Bear sightings increase slightly this spring: Dry conditions may force them to roam farther for food
BEMIDJI -- While spotting a bear around Bemidji is nothing new, officials say there have been a few more sightings as of late.
In the past week, the Beltrami County Sheriff’s Office has received several reports of bears wandering into yards and right up to houses. According to the office’s Facebook page, a bear even came up to Sheriff’s Deputy Scott Hinners’ vehicle and said hello while he was writing reports near Nebish. Another call had a bear pawing at sliding glass door at a house near Blackduck. And on Wednesday, the Bemidji Police Department helped escort a bear out of town spotted near the Sanford Center.
Because of the unusual number of bear sightings in the Bemidji area, the Minnesota Department of Natural Resources is advising what to do when a bear is encountered.

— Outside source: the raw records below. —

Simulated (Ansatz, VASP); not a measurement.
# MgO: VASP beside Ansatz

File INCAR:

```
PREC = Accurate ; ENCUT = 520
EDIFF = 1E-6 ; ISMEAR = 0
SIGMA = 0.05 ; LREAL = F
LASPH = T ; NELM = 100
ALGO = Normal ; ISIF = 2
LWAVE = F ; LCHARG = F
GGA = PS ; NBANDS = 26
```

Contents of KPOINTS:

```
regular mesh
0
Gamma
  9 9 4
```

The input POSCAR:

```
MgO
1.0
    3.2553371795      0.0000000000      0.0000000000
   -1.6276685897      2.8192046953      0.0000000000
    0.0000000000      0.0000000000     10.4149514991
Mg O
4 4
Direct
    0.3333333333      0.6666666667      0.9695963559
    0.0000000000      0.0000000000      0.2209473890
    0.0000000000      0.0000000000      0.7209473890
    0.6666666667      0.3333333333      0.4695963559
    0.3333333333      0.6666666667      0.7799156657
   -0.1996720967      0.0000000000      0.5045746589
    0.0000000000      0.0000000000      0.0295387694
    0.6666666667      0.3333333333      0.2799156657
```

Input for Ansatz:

DNR Area Wildlife Supervisor Dave Rave said the most important things are not to feed or approach a bear.
“Because of the dryness this year, there’s not as much food out there for the bears,” he said. “So they’re wandering a little bit further, and they’re coming into more people’s yards after things like birdseed.”
Since food is the bear’s main attraction, it is important for people to get rid of anything in the yard that a bear could eat, including bird seed, hummingbird feeders, dog food and garbage.
If trash cans need to be outside, the DNR recommends getting a metal, bear-proof trash can.
Rave said there are steps you can take if there is a bear in a place you don’t want it to be.
“Typically if the bear is in your yard, and you don’t want it there it’s good to make some noise and try to scare the bear away,” he said.
The suggested action is to open a window and bang pans together.
“There’s a very good chance that people are going to see some bears this year,” Rave said. “Bears are not typically dangerous; however, they’re big animals, and they’re very, very strong, so there is a possibility that they can be dangerous.”